The North Carolina Consumers Council is investigating what could be a significant rip-off operation in North Carolina and nationwide.
We received information from an NCCC member involving what appears to be an attempt to deceive homeowners into handing over a significant amount of money for worthless services. A resident of Wake County, he received a notice in the mail that at first glance appears to be from an official government agency located in downtown Raleigh. In fact, the letter he received is from a company that has received Better Business Bureau warnings and F ratings in Minnesota, North Dakota and Tennessee. The company has been banned from operating in Iowa in March 2011 due to these identical deceptive mailings.
The envelope was labeled "Record Retrieval Department" with a return address on Wilmington Street in downtown Raleigh, the seat of state government, near a number of other city and county service departments. We have been unable to locate any such company at the provided address and believe it is a mail drop similar to the one in Iowa that received mail and forwarded it to the company. We have since learned that "Record Retrieval Department" is a California-based company called State Record Retrieval Board, owned by Neil Camenker, that has also been doing business under other such names as "Record Retrieval," "State Record Regulation Department," and "State Record Regulation Board."

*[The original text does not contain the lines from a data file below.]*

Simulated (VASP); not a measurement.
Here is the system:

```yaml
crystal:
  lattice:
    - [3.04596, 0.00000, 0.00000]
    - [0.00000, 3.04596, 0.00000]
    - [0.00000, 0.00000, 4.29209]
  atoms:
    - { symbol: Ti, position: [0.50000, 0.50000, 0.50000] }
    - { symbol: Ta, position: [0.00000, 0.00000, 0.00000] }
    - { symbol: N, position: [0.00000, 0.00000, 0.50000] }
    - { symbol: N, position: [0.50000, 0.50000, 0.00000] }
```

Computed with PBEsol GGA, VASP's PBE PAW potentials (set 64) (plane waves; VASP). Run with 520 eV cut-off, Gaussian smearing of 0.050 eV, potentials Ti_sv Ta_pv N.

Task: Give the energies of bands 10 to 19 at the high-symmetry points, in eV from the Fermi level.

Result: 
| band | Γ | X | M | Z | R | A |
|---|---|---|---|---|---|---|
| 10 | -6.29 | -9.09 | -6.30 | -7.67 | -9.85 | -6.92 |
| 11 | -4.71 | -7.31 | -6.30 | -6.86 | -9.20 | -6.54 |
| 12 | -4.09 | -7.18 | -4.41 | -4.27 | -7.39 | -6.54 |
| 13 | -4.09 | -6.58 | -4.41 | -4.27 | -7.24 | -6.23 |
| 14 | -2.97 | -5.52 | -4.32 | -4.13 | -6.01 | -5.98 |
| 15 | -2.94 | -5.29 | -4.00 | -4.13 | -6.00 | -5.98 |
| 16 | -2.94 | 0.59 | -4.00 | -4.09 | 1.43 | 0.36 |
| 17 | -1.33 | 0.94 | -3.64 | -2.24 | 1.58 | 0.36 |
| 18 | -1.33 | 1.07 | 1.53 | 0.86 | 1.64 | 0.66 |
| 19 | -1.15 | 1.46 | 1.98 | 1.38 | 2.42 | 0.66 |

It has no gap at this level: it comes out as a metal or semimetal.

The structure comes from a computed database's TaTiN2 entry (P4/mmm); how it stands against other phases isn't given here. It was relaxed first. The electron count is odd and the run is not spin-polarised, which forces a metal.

The front the envelope prominently contains a warning on the outside reading "$2,000 fine, 5 years imprisonment, or both for any person interfering or obstructing with delivery of the letter U.S. mail TTT.18.CODE." Only toward the bottom in smaller print does it say "not a government agency." It also reads "Final Notice – Please Open Immediately" in large highlighted print, leading anyone receiving it to believe that whatever is inside, potentially an outstanding bill, is extremely important and must be dealt with immediately.
The letter inside is both confusing and deceptive. Again there is another official-sounding name, "Deed Retrieval Services," along with bar codes and an official-looking 'Property ID' number, which appears to be identical on every notice they send nationwide. The top of the letter prominently says "Please detach coupon and mail with your payment."
The letter requests a payment of $87 to send you a copy of your home's current Grant Deed while also stressing the importance of having such a document and the information provided thereon with a specific recommendation from the "State Record Regulation Department," which in fact is the same company and worded in such a way to sound like a government agency. In fact, no legitimate government agency makes any such recommendation. Only buried deep in the text does the letter state that it does not come from a government agency.
It goes on to instruct the recipient to "return the enclosed envelope with your processing fee of $87." Additionally, the letter threatens to tack on a $35 late fee if the payment is not returned by a specific date. In this case, the recipient had just 6 business days to make payment or face the penalty.
The $87 fee is described as a processing fee, when in fact it is payment for an exorbitantly overpriced private and unnecessary service. In reality, should any consumer wish to obtain a copy of a deed, they should contact their local Registrar of Deeds. In this case, the cost of the consumer's deed was only 15 cents per page for a total of four pages. A certified copy of the deed would only cost $11. Homeowners do not need a copy. In fact, in many places this information is available for online viewing.
NCCC has seen multiple copies of the mailing and is extremely concerned that consumers are unknowingly and unsuspectingly thinking they are required to mail in this payment under penalty of law or other state enforcement action.
NCCC has filed a complaint with both the North Carolina State Attorney General's Office: Consumer Protection division and the Federal Trade Commission (FTC) requesting that the company be investigated and immediately barred from using such deceptive mailings. We are also requesting redress for consumers that have already been lured in by the deceptive mailings.
Consumers who have any issues with this company should immediately file complaints, as well.
UPDATE (March 6, 2013: This scam is currently being investigated and shut down by the United States Postal Inspection Service. NCCC was more than happy to provide Postal Service investigators with all the vital information we have gathered to date. Those behind the scam could face federal charges.
No word yet on any potential charges from the North Carolina State Attorney General's Office, the Federal Trade Commission (FTC), or redress for the many consumers across the country duped into spending money they didn't need to.